Next came the Cycle of the Veled. They all stood in line and approached the sheikh. He faced the man who seemed to be second in command, they bowed heads to each other, and the Sheikh turned on his heel and began to slowly circle the Sema hall. Next, the second man turned to the third, and repeated the same action, bowing to acknowledge the center of Divine Truth within each person, and turning on his heel afterwards and following the sheikh. All the women and men semazens performed this action, flowing into a circle when the last woman exchanged the action with the Sheikh. They did this three times. According to the brochure, which I voraciously read while trying to take in all the sensory detail, each rotation has a different meaning. The first describes God’s creation of the sun, moon, stars and inanimate creation; the second the vegetable world; and the third the animal world.
The sheikh returned to his place on the post and the semazens gathered on their sheepskins as well. With an understated flourish, they dropped their black cloaks in unison (except for the priest and the second in command) and I felt a whoosh of air current as the cloaks settled onto the floor. The men wore bright white gowns and the women were draped in incredibly bright colors of red, green, gold, purple, orange – it was stunning. The second in command, a man in his thirties I guessed, led the semazens forward and they, one by one, bowed again to the sheikh, crossed their arms across their chest (resembling a “one” which signifies the unity of God) and began to turn. This happened one by one in a delicate rhythm. Each semazen had a different trajectory as they shot off from the sheikh – some arched to the right, and others headed straight out on one side or the other of the equatorial line. Initially, for about six or seven turns, they would lower their arms from their crossed position high on their chest until their fingertips reached their waists; then, they’d slowly raise their arms back across their chest without pausing, and up, up, up, gracefully reaching above their heads and settling around head to shoulder height, slightly bent. The right hands opened upward and the left downturned; thus they receive from God and give to man but keep nothing for themselves. They rotate like the planets around their own axis and around the sun, circling the hall until they took positions, simultaneously also rotating as individuals.

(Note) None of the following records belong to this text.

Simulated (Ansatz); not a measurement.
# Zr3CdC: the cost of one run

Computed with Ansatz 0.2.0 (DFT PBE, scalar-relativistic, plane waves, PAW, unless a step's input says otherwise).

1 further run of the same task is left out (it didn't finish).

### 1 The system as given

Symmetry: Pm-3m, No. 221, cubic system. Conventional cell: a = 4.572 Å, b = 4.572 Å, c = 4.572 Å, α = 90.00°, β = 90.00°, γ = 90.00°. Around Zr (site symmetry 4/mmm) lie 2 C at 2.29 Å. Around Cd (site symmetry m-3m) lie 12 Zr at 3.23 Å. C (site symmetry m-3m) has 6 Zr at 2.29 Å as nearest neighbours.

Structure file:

As the dervishes began to spin more and more quickly, the gentle lapping waves sound of the fabric of their gowns intermingled with the music, and I could feel the breeze from the rippling fabric. Perhaps there were twelve of them: mostly younger people, all moving in their own pace, but quickly, turning and turning, heads all cocked slightly to one side, eyes closed. As the spinning raised their skirts higher and wider, I could see their feet underneath as they revolved. It looked like one leg remained flat on the ground as they turned, while they lifted the other and pushed off it rhythmically. It is hard to describe, primarily because it wasn’t clear to me how it was possible to spin so much and so quickly, yet so smoothly, for such a long stretch of time.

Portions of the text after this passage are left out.